Grow Organic: The Climate, Health, and Economic Case for Expanding Organic Agriculture

Organic agriculture holds significant and largely untapped potential to address multiple crises facing our society

Credit: Lance Cheung/USDA

Co-authored with: Kathleen Merrigan, Estève G. Giraud, and Nadia El-Hage Scialabba from Swette Center for Sustainable Food Systems at Arizona State University, and Sarah Aird from Californians for Pesticide Reform

Our food system is in peril, facing increasing instability from climate change, widespread food insecurity, and continued reliance on agricultural chemicals that threaten health and the environment. In contrast to conventional agriculture, organic agriculture holds significant and largely untapped potential to address multiple crises facing our society, including climate change, health, and economic struggles.
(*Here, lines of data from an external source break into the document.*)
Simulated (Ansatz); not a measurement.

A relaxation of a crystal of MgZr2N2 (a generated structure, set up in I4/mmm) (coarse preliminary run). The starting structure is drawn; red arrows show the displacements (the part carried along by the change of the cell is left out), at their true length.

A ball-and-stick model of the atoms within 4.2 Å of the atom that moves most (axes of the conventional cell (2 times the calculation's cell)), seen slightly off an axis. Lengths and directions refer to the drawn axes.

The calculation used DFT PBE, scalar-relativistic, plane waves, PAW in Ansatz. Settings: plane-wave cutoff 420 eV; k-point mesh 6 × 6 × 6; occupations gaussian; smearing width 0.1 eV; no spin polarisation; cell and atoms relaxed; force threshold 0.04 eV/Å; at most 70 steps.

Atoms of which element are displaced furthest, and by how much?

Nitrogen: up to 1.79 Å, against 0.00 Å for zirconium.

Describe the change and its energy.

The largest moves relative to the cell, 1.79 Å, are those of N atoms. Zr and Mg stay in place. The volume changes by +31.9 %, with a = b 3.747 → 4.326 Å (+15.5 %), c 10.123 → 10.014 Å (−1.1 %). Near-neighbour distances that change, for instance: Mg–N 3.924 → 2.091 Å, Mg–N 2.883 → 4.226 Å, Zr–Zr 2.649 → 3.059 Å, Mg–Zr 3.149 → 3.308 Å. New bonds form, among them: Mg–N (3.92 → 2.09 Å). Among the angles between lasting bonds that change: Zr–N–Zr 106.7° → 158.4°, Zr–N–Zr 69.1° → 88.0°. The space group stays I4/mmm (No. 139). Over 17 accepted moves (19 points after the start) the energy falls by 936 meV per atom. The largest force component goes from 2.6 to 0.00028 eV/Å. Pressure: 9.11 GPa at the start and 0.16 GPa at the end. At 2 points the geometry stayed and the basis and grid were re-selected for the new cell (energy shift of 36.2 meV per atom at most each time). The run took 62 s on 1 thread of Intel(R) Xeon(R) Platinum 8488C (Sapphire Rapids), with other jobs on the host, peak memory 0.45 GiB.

NRDC’s new report, Grow Organic: The Climate, Health, and Economic Case for Expanding Organic Agriculture, published in partnership with the Swette Center for Sustainable Food Systems at Arizona State University and Californians for Pesticide Reform, distills the latest scientific research on the wide-reaching benefits of organic farming systems, and offers insights from more than a dozen organic farmers and ranchers around the country working at every scale of organic. It also explains the pitfalls of our current agricultural system and provides concrete policy recommendations on how to maximize the benefits of organic. 

Public policies that support expansion of organic farming and ranching across America—including substantial investments in the next Farm Bill—can unlock this potential and deliver a critical triple win for our climate future, the health of farmworkers and consumers, and prosperity in farming communities.